On Sun, 2 Apr 2006, Tom Lane wrote:

Oops. Here is the problem: kill() is lying by claiming there is no such process as 83699. It looks to me like there in fact is such a process, but it's in a different jail.

I venture that FBSD 6 has decided to return ESRCH (no such process) where FBSD 4 returned some other error that acknowledged that the process did exist (EPERM would be a reasonable guess).

If this is the story, then FBSD have broken their system and must revert their change. They do not have kernel behavior that totally hides the existence of the other process, and therefore having some calls that pretend it's not there is simply inconsistent.

FreeBSD's mandatory access control models, such as multi-level security, biba integrity, and type enforcement, will generally provide consistent protection under the circumstances you describe: specifically, that information flow invariants across IPC types, including System V IPC and inter-process signalling, will allow flow only in keeping with the policy.

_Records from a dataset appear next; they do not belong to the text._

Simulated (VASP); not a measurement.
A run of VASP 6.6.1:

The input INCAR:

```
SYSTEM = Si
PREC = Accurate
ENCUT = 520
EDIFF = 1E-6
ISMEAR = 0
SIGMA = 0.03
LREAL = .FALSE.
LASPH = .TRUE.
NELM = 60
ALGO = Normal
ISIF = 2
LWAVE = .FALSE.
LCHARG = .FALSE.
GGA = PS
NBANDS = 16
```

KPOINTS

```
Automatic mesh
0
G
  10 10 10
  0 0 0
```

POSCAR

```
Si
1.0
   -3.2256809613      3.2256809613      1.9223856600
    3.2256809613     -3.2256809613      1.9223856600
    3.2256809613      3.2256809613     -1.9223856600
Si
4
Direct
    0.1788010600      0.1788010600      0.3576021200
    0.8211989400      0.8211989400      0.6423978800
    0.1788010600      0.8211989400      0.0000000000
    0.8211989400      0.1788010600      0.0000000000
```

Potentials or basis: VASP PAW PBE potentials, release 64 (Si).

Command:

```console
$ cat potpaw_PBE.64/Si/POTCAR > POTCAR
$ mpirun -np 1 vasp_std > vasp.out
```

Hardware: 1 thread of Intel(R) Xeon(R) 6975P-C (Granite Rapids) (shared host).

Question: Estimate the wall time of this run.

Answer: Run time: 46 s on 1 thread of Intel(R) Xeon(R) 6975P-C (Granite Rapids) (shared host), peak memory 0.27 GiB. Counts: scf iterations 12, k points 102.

However, I guess I would counter with the following concern: the PID returned by semctl() has the following definition:

     GETPID       Return the pid of the last process to perform an operation
                  on semaphore number semnum.

However, pid's in general uniquely identify a process only at the time they are recorded. So any pid returned here is necessarily stale -- even if there is another process with the pid returned by GETPID, it may actually be a different process that has ended up with the same pid. The longer the gap since the last semaphore operation, the more likely (presumably) it is that the pid has been recycled. And on modern systems with thousands of processes and high process turn-over (i.e., systems with CGI and other sorts of scripting),pid reuse can happen quickly. Is your use of the pid here consistent with fact that pid's are reused quickly after process exit? Use of pid's in UNIX is often unreliable, and must be combined with other synchronizing, such as file locking on a pidfile, to ensure that the pid read is valid. Even then, you can't implement atomic check-pid-and-signal using current UNIX APIs, which would require a notion of a process handle (or, in the parlance of Mach, a task port).

Another thought along these lines -- especially with the proliferation of fine-grained access control systems, such as Type Enforcement in SELinux, I would be cautious about assuming that two processes being able to manipulate the same sempahore implies the ability to exchange signals using the signal facility.